Please note: Native has moved to 39 Brook Street, London
Remember the first Native? Then you’ll remember that its very smallness – it had once, after all, been a Neal’s Yard bead shop – was a big part of its charm. Just 25 seats, all nooks and crannies, over two tiny floors. So when it moved to a much larger site in Borough, I was worried. But I needn’t have been. It’s gorgeous. Like, grown-up gorgeous. Or straight out of the pages of something you’d read at an expensive dentist’s gorgeous. Under your feet, you’ll find buffed-up-then-scuffed up parquet floors. The exposed brick walls are the colour of a dappled grey mare. There are matt-black girders and spindly silver birch trees that they’ve foraged themselves. Because that’s still this restaurant’s schtick. It celebrates all things wild and just-plucked from these fair isles. Everything is Native.
And it’s not just the interiors that have had an upgrade. The food – which was always excellent – is that little bit more slick, more showy. There’s a line-up of ‘chef’s wasting snacks’, made from things that would have otherwise been thrown away. Like a canapé-sized bao, the pillowy white bun stuffed with smoked ox hearts from Northfield Farm (a Borough Market supplier) which would otherwise end up in the bin. The meat – which they cure and smoke themselves – is smooth and tender, the delicately charred flavour given a boost by a lick of smoked mayo and the sweet-salt of miso caramel. To cut through it all, fermented carrot. And that’s just one snack. If this is what making a silk purse out of a sow’s ear looks like, I’m on board.

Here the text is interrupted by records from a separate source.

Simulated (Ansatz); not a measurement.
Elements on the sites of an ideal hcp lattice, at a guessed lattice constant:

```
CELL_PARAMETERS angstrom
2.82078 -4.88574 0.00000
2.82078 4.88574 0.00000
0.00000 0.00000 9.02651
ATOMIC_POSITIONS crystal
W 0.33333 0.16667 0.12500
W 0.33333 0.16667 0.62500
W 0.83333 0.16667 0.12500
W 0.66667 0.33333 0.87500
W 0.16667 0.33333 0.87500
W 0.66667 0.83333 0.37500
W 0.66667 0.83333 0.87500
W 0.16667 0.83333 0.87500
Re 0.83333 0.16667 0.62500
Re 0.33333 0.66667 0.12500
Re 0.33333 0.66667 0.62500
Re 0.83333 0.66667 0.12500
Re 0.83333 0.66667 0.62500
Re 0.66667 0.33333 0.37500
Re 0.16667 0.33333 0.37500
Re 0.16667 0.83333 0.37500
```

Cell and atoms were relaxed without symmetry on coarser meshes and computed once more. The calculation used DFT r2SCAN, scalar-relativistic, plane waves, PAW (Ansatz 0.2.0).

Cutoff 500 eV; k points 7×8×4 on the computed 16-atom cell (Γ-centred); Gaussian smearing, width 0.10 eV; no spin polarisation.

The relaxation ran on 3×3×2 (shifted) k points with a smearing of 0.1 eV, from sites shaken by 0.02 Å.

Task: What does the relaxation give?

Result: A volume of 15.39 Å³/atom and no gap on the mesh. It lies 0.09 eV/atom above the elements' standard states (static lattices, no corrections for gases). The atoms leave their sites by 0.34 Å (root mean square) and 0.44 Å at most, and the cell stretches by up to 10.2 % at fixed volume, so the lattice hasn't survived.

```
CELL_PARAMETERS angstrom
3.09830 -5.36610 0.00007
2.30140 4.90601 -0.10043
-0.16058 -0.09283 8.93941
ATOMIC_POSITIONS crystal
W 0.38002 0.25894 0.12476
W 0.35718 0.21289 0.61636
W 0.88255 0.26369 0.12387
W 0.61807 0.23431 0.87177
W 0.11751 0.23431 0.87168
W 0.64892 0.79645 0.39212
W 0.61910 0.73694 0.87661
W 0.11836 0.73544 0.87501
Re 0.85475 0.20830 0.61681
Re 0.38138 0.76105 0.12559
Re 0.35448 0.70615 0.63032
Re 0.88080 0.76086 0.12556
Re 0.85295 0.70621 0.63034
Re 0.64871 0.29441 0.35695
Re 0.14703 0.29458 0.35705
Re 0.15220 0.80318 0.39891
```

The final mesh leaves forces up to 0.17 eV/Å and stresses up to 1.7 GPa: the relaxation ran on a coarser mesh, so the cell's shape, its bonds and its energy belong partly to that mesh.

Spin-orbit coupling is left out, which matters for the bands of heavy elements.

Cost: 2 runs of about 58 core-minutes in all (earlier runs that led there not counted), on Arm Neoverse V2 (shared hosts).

The fish dishes are decent enough, but Native really thrills when it gets its hands on some meat. The venison – varieties change through the seasons – is a must. On the night of my visit, it came from the South Downs, and was served with a yeasted onion purée (silky, buttery, intense), a chunk of burnt onion (sweet and mild), a slick of jus (dark, sticky, salty) and a cluster of dashi-soaked, deep-fried girolles (just OMG). Equally swoon-worthy was a celeriac ‘lasagne’ – using still-crunchy sleeves of celeriac in place of al dente pasta – slathered in a thick, herby, impossibly meaty ragù of shorthorn beef. There were more strata: house-made ricotta, morsels of pickled walnuts and a fine topping of breadcrumbs with Lincolnshire Poacher (an award-winning hard cheese from oop north).
It’s not exactly cheap (currently £38 a head for two courses plus those terrific snacks), but it is magnificent. In fact, it’s the best restaurant to arrive in these parts since Padella. But you can actually book. What are you waiting for?